The national buzz surrounding Mitch Trubisky became real after North Carolina’s 37-35 win over Florida State last weekend.
The Tar Heel signal-caller was the nation’s most accurate passer (completing 76 percent of his attempts) through the first five weeks of the season. He is also coming off three straight outings of 400-plus passing yards, becoming the first player in program history to accomplish that feat.
On Saturday, though, he’ll face his toughest challenge yet.
Virginia Tech, now ranked No. 25 in the AP Top 25 poll, travels to Chapel Hill this weekend with plans of getting a leg up on No. 17 UNC in the race for the ACC Coastal Division title. The Tar Heels solidified last year’s division title by spoiling Frank Beamer’s last home game in Lane Stadium, and while the Hokies can’t clinch the Coastal on Saturday, they’d be happy to get some revenge while crushing Trubisky’s Heisman hopes in the process.
It will be elite offense versus elite defense when the two teams meet. Larry Fedora’s group ranks No. 5 in the nation in yards per play (7.47), while Justin Fuente’s squad is No. 7 in yards per play allowed (4.18).
The Tar Heel offense hasn’t seen anything like this yet. As much as they’ve blown up box scores during their four-game winning streak, the stingiest defense they faced during that stretch was Illinois (No. 78 nationally with 5.68 yards per play allowed).
The Hokies are a different animal. So far, they’ve surrendered an average of only 3.15 yards per rush (No. 21 nationally) and 5.5 yards per pass attempt (No. 9).
Virginia Tech’s secondary, led by cornerback Brandon Facyson, safety Chuck Clark and rover Terrell Edmunds, has been stellar. The defensive backs are responsible for four of the team’s five interceptions this fall, and opposing teams have completed only 41.3 percent of their passes.
Something will have to give when the Hokie defense meets UNC’s passing game.
North Carolina is one of two FBS teams that has yet to throw an interception this year. (Oddly enough, the Tar Heels haven’t picked off any passes, either.)

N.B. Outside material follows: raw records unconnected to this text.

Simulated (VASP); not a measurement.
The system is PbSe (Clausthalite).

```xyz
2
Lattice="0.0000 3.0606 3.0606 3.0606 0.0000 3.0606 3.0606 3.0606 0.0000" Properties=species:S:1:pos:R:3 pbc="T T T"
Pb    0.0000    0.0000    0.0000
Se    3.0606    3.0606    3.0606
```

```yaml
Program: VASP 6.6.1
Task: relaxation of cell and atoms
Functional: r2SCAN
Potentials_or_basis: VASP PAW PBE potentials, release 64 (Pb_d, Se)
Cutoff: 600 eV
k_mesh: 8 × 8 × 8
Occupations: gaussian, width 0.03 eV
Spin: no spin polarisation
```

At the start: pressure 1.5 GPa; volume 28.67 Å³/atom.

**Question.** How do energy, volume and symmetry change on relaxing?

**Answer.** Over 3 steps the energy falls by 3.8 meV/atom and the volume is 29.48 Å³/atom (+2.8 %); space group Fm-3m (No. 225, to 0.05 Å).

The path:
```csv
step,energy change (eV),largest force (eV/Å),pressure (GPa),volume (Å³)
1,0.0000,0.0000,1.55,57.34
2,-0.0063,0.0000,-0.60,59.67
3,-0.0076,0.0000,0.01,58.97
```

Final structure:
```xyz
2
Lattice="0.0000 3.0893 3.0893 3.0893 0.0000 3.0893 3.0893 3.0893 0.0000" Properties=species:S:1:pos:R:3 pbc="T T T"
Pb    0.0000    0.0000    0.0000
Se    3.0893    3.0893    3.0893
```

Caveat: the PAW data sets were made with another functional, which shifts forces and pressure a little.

Trubisky has been tremendous. The Mentor, Ohio, native has racked up 1,711 yards and 13 touchdowns through the air to go along with 56 yards and four scores on the ground. Surrounding him is an arsenal of proven pass-catchers who have given opposing defensive coordinators headaches all year. Senior Ryan Switzer is the star of the group, tallying 47 receptions (with zero drops) for 587 yards and two touchdowns in the first five games.
The Tar Heels’ two-headed rushing attack of junior Elijah Hood and senior T.J. Logan has been productive as well. However, Hood is listed as questionable going into Saturday after he was knocked out of the Florida State game toward the end of the first half. UNC could very well end up leaning heavily on the passing game anyway considering the only run defense it has faced better than Virginia Tech’s, Pittsburgh, held Carolina to 18 rushing yards on 22 attempts.
While that puts pressure on Trubisky, it’s another opportunity for him to prove he belongs in the Heisman conversation. If he can pass this test, the Tar Heels have a lot to be excited about looking ahead.